News Release

Trump’s War Presidency: * Pakistan and Geopolitics * Ellsberg’s “Stalemate Machine”

JUNAID AHMAD, junaidsahmad at gmail.com
Now in Pakistan, Ahmad just appeared on The Real News: “Is Trump Threatening Pakistan?” discussing Trump’s speech on Afghanistan and the geopolitics of the region.

Ahmed said: “This does nothing for the Afghan people. I think the only solution was something that has been explored over early this year. The Russians tried to get together the regional actors in the region because it must be a regional solution. Every regional power has a horse in this race, which makes this complicated and so unending. They knew that they have to have a regional solution. The Americans didn’t come and their response was to unleash the mother of all bombs in Afghanistan. That was their response to the type of diplomatic negotiations taking place between the regional powers.” See from April 14, 2017 in the major German news outlet DW: “U.S. skips out on Afghanistan-Taliban conference in Moscow.

Ahmad continued: “A very important point was in March 2015, when the Pakistani military, for the first time ever, had the courage to say no to the Saudis in being willing to, being willing to participate in their war against Yemen, which is an excellent decision they made to not participate in this murderous war. …

“These are interesting developments and I think that the Pentagon and the CIA realize this. This is why they’re kind of going all out in making India their frontline state. We have been now witnessing border skirmishes between India and China, which are also reaching some dangerous levels, over the past few months. … I’m half my time based in Malaysia and if you see it from there, where you have U.S. naval ships and military bases encircling China, you understand fully well why the relationship with India right now is so crucial in the geopolitics of the region and why they want India to play that role in Afghanistan. It’s the only kind of trusted ally. From China’s part, one thing people fail to realize. The most powerful ally that China probably has in the world, closest ally, is Pakistan. It’s a mutually dependent relationship.”
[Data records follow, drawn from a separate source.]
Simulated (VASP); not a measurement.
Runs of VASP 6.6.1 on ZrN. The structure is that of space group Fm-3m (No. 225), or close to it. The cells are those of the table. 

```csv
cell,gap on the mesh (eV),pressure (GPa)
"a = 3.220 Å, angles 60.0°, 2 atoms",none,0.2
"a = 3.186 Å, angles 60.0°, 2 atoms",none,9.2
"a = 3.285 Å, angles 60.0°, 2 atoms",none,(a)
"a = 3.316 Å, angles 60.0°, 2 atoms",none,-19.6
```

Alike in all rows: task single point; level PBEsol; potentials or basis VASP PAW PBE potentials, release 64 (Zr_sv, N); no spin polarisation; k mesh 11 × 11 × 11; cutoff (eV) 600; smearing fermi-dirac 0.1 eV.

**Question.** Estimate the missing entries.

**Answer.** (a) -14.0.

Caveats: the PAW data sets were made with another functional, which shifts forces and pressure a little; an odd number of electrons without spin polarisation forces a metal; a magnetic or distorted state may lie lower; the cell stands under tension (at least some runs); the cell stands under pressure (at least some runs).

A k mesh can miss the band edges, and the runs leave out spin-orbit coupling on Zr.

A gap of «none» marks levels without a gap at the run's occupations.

Ahmad is the director of Center for Global Dialogue and professor of Middle Eastern politics at the University of Lahore, Pakistan. He is also the Secretary-General of the International Movement for a Just World based in Kuala Lumpur, Malaysia and a visiting fellow at the Berkeley Center for Islamophobia and Ethnic Studies Graduate Center. He recently wrote the piece “Coloniality and Liberal Angst in Pakistan.”

JONATHAN MARSHALL, jvmarsha1 at yahoo.com
Marshall is an award-winning journalist and author of five books on international affairs and national security. See his recent pieces at Consortium News.

He recently wrote the piece “The Goal of ‘Not Losing’ in Afghanistan” — which notes that in 2012, Trump said: “Let’s get out of Afghanistan. Our troops are being killed by the Afghanis we train and we waste billions there. Nonsense!”

Marshall makes a parallel with U.S. government decision making about the Vietnam War: “As former Defense Department official and Pentagon Papers leaker Daniel Ellsberg argued in a seminal 1971 essay, ‘The Quagmire Myth and the Stalemate Machine,’ U.S. leaders knew full well, every step of the way, that their successive escalations of that war would not bring victory. Instead, their goal was to prevent defeat — and with it, a repetition of the political traumas that followed the ‘loss of China’ and the rise of McCarthism in the early 1950s.

“‘If I tried to pull out completely now, we would have another Joe McCarthy red scare on our hands,’ President John F. Kennedy told Sen. Mike Mansfield in 1963. The assassination of Kennedy that November precluded any possibility that he would pull out after his reelection. Two days later, President Lyndon Johnson told a White House meeting, ‘I am not going to lose Vietnam. I am not going to be the president who saw Southeast Asia go the way China went.'”

Marshall also just wrote the piece “The New Trump: War President,” which notes: “One of Steve Bannon’s last declarations before being fired by the White House was that no ‘military option’ exists for dealing with North Korea, because of the extraordinary damage a war would cause.

“As I’ve discussed before, however, another influential Washington figure, Republican Senator Lindsey Graham of South Carolina, has lobbied Trump to order an all-out attack if Pyongyang continues testing missiles capable of reaching the United States — even if a war turns South Korea and Japan into wastelands.”

Marshall writes: “What the United States desperately needs now is a mass movement to resist not only racism and plutocracy at home, but endless militarism abroad.”